February was a sucky month for books! I fell into a slump and every book took weeks. But trying to keep this up.

Goal for the year: 50 books.
Books read by January 31st: 8.
Books ahead of schedule: 0.33 (50 books / 12 months x 2 = 0.33)

Book bingo: fiction: 3 of 16 books read.
Goal for the month: 2.33 total for January-February, so 0.66 ahead of schedule.
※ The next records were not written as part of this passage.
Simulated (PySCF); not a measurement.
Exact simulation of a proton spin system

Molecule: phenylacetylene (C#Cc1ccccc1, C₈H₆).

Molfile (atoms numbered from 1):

Book bingo: non-fiction: 3 of 16 books read.
Goal for the month: 2.33 total for January-February, so 0.66 ahead of schedule.

 

 

Becoming by Michelle Obama

Date: January 20th-February 10th
Stars: ★★★★☆

I loved this book. Michelle Obama feels so genuine and real, and a very intelligent, accomplished woman, coming from a working class family, with a disabled parent. Until we hit the point where she was proud (?) to push BMI measurements a standard care in children (this is utterly bullshit people, here’s my Instagram caption about it) I had heart in my eyes. It’s the one thing about her, and about this book that really disappointed me, so it’s still a 4.5 rounded down, but seriously? She’s too intelligent to ever believe that’s a good thing.

 

Holding Up the Universe by Jennifer Niven

Date: February 16th-27th
Stars: ★★★★★

My first five star book of the year! I loved this one so much. It has a lot of low ratings and outraged people on GoodReads, but I’m not one of them. It is a somewhat exaggerated story: Libby is not just fat, she was once cut out of her house because she was too fat to fit through the door; Jack doesn’t just have face blindness, he has the most severe case the doctors have ever seen. But Libby’s story about her size, and how it affects her hits me hard, and Jack’s experience of the world, which is filled with strangers and people who expect things he can’t give them (i.e., remembering who they are), is so anxiety inducing and terrifying. As someone with agoraphobia I identify so hard with these two kids, even though neither of them do, and the love story is sweet and painful and I love it. So, five stars it is.